How does an artificial neural network function?

In: Technology

To build a neural network, you’d need some neurons, right?

Well, the neurons we use are artificial neurons. They are mathematical machines that add up everything that comes in the back, and send it out to everything connected to the front.

But when sending things out the front, they ‘weight’ each connection – in other words, they multiply it by some value. This allows each neuron to be different.

If you connect them together, you get a neural network. If you have more than one ‘layer’ of neurons, you get a deep neural network, which can do more complicated things. If you have a loop in your network, you have a recurrent neural network, which can ‘remember’ things.

To actually get it to do what you want, you take a network, but don’t put in any of the weights. You then use an error function, that takes the set of weights for the network, tries them, and produces an ‘error value’ – basically scoring the network on how it performs.

You can then use calculus to find the set of weights that produces the lowest error value. It turns out, if you choose the right shaped network for the right job, you get a pretty good neural network.

Our brains have lots of little connections inside them. Those connections can move around and make other connections too!

Those connections are eventually connected to our other organs like our eyes, ears, skin, nose, etc… and can mix and match connections as we age. Those connections in turn help our organs to react to the world. It’s how we know what smells good, or bad. It’s how we learn to walk by controlling our muscles. Things like that.

The way these connections are actually made is known on a small scale, but a lot less understood how they work on a big scale. For example we know how neurons are physically structured and how they transmit signals, but we don’t really understand how many many thousands of connections represent complex behavior like talking or reading. We know there are many many connection groups that do one or many things and some groups can even do some of the duties of other groups. We even know what some of those groups are.

ANNs try to emulate some of that behavior. We make lots of little connections that eventually are connected to inputs and outputs that act like our organs. Then ask them to do something like learn to walk a digital mannequin or identify pictures of cats.

At first they do really badly and act pretty much randomly. Then we tweak the connections and have them try again. There is a lot of study that goes into how exactly to tweak the connections but it’s basically the same thing in the end, making the connections perform ‘better’ at a task than it did before.

Just like with the study of living brains we don’t really know ‘how’ it knows wha to do. Only that it got better at doing it through learning by mistakes.

Lots of study is going into figuring out how exactly those connections work on a higher scale and we can use that info to possibly understand living brains better too.

Data is first converted into numerical inputs. For an image, this could be the colour of each pixel, for text it could be the words themselves. For example, the sentence “over here over there” might be converted into 0102 (1 number per unique word).

Now you have a bunch of input numbers, so you can perform mathematical operations on them. For example, you could multiply 2 inputs together, or add them, or add only half of the first the 2x the other. We call this bunch of mathematical operations a “layer”.

These processed outputs are fed into another layer, which does the exact same thing. It happens again and again until you get an output (say the final output is 1.7). Sometimes there can be multiple outputs, but I’m going to stick with classification as an example.

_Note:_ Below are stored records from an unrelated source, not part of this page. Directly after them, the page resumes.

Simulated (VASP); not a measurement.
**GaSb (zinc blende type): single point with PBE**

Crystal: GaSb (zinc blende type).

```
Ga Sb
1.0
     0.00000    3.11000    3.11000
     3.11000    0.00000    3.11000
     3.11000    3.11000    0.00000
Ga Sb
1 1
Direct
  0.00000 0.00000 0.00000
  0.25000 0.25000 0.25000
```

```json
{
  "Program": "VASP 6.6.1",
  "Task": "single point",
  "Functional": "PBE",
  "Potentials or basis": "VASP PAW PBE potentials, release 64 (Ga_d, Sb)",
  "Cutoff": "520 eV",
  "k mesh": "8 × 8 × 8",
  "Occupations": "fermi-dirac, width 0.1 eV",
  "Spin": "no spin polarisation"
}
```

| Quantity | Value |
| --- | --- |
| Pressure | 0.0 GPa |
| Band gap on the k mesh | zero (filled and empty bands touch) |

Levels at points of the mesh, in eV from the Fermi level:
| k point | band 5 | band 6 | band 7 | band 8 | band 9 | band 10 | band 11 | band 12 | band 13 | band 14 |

We compare these outputs to some validated test data, for example if we fed Romeo and Juliet into the same bunch of layers and got an output of 1.7, we would call all outputs near 1.7 “Shakespeare text” while an output of 1.2 is “nursery rhymes”.

Now we semi-randomly adjust the mathematical operations until the neural network becomes more accurate. For example, maybe adding is more useful than multiplying, or maybe one input data is useless (eg the word “the” is too common to be useful).

The semi-random adjustments will make it so the most useful data is kept, and the “best” way to process the data to get the most accurate results is found.

After the neural network is trained and tested on good data, you can use it on other new data. Using the same set of mathematical operations and method to covert data into numerical input, you will probably get an output which is useful.